A Fourth Judicial District Court judge ruled Tuesday that a towering stone church on North Tejon Street belongs to the Episcopal Church and not to a congregation that split from the church in 2007 but continued to worship on the property.

Judge Larry Schwartz also ruled that the breakaway church, Grace Church & St. Stephen's, will lose its name, its Web site domain and its rectory on Electra Drive, which serves as the home of its leader, the Rev. Donald Armstrong.

But the legal wrangling isn't over.

Both sides will be back in Judge Larry Schwartz's courtroom today to argue when Grace Church & St. Stephen's should be off the premises.

Gregory Walta, attorney for Grace Church & St. Stephen's, filed a motion Tuesday asking that the church be given until at least April 7, plus additional days, if needed, to get off the property. Martin Nussbaum, attorney for the diocese, wants the church out by April 1, a date that Schwartz initially OK'd.

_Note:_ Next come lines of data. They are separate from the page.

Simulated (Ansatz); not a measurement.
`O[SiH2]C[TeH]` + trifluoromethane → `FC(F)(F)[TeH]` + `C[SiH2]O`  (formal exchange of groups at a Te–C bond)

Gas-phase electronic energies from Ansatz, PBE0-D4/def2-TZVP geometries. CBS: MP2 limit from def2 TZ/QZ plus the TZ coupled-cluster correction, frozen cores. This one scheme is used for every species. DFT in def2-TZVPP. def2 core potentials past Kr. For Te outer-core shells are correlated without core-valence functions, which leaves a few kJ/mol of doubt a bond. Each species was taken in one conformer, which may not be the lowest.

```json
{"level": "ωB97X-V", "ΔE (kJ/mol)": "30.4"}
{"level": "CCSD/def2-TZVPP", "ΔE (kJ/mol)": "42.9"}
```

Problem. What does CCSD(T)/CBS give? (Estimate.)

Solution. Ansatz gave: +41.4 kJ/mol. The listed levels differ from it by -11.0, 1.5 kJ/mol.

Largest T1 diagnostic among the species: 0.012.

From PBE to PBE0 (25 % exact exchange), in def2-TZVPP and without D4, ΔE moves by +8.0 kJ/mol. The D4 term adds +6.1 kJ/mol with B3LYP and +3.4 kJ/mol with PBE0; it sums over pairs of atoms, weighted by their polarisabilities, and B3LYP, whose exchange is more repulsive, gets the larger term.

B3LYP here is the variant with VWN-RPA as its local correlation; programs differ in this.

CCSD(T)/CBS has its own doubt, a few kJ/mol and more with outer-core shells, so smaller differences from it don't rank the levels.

Nussbaum also is asking that the congregation exiled from the $17-million Tejon Street property, Grace and St. Stephen's Episcopal, be allowed to hire a security team to patrol the property to avoid theft.

"We don't want a wholesale looting of the building," said Lynn L. Olney, senior warden of Grace Episcopal.

Walta said Tuesday he plans to appeal Schwartz's decision. Among his complaints are that the property trial, which ended March 11, should have been decided by a jury, not a judge, and that the judge made "a number of errors of law" in making his decision.

The fight over ownership of the property goes back to March 26, 2007 - almost two years to the day of Schwartz's ruling - when Armstrong and other vestry members broke from the Episcopal Church, saying its theological base had become too liberal, manifested, in part, by the consecration of a gay bishop in 2003. The group aligned with the conservative Convocation of Anglicans in North America, or CANA.

A few months later, parishioners of the CANA congregation voted to support their vestry's decision to leave the Episcopal Church. Of the 370 votes cast, 342 voted to align with CANA. The group also voted 348 to 22 to retain the real and personal property of Grace Church.

But hundreds of congregants, many of whom now attend Grace and St. Stephen's Episcopal each week at another downtown location, did not take part in the vote.

In April 2007, the CANA church filed suit to determine ownership of the property after claiming the diocese tried to freeze parish bank accounts and trust funds. This set the stage for the property trial, which began Feb. 10 and would become the longest church trial in Colorado history.

During the trial, Grace Church & St. Stephen's argued that in 1973 it became a separate corporation, operating outside the auspices of the diocese, and therefore had legal rights to the building. The diocese argued that Grace Church has always been an Episcopal parish, and as such did not have legal title to the property.

Schwartz's ruling upheld the Episcopal church's argument.

 "The Diocese over most of its 35 years existence demonstrates a unity of purpose on the part of the parish and general church," Schwartz wrote. "The trust created through past generations of members of Grace Church & St. Stephen's prohibits the departing parish members from taking the property with them."

Armstrong had mixed emotions about the order. On the one hand, he said, leadership at Grace church is already working to establish its parish at another location and committed to cooperating with the Episcopal group during the transition.

"It's been a privilege but also a financial burden to maintain the church property," said Armstrong, who will have to move out of the Skyway-area rectory, which had a market value of $567, 841  in 2008. "I am committed to having them back in the building."

On the other hand, he confirmed that the ruling would be appealed and lamented what he called "the amount of perjury" by Nussbaum's witnesses during the trial.

About a dozen members of both parishes gathered Tuesday outside Grace Church & St. Stephen's hours after the order was made. Among them was Karl H. Weiskopf of Grace Church & St. Stephen's, which has about 1,200 members.

"If God has other places for us, so be it," he said.

The Rev. Alan R. Crippen II of Grace Church was also conciliatory. "We lost; we need a new home," Crippen said. "It is liberating. It isn't all bad."

While most of the Episcopalians gathered were giddy over the ruling, some were more circumspect.

"I think we should not have split," said Jana Moyers, one of about 500 members of the exiled Episcopal congregation. "We need to ask ourselves what we learned from this. It's not about who was right and who was wrong."

Other issues surrounding the bitter divorce between the congregations remain unresolved, including a criminal investigation of Armstrong.

Before the split, the Episcopal Diocese of Colorado's ecclesiastical court convicted Armstrong of financial misconduct - a move that has no teeth outside the denomination. The court also concluded that Armstrong committed tax fraud by underreporting his income and causing the church to issue false W-2s.

Colorado Springs police got involved in 2007, and last November, raided the church to seize records and computers as part of its theft investigation.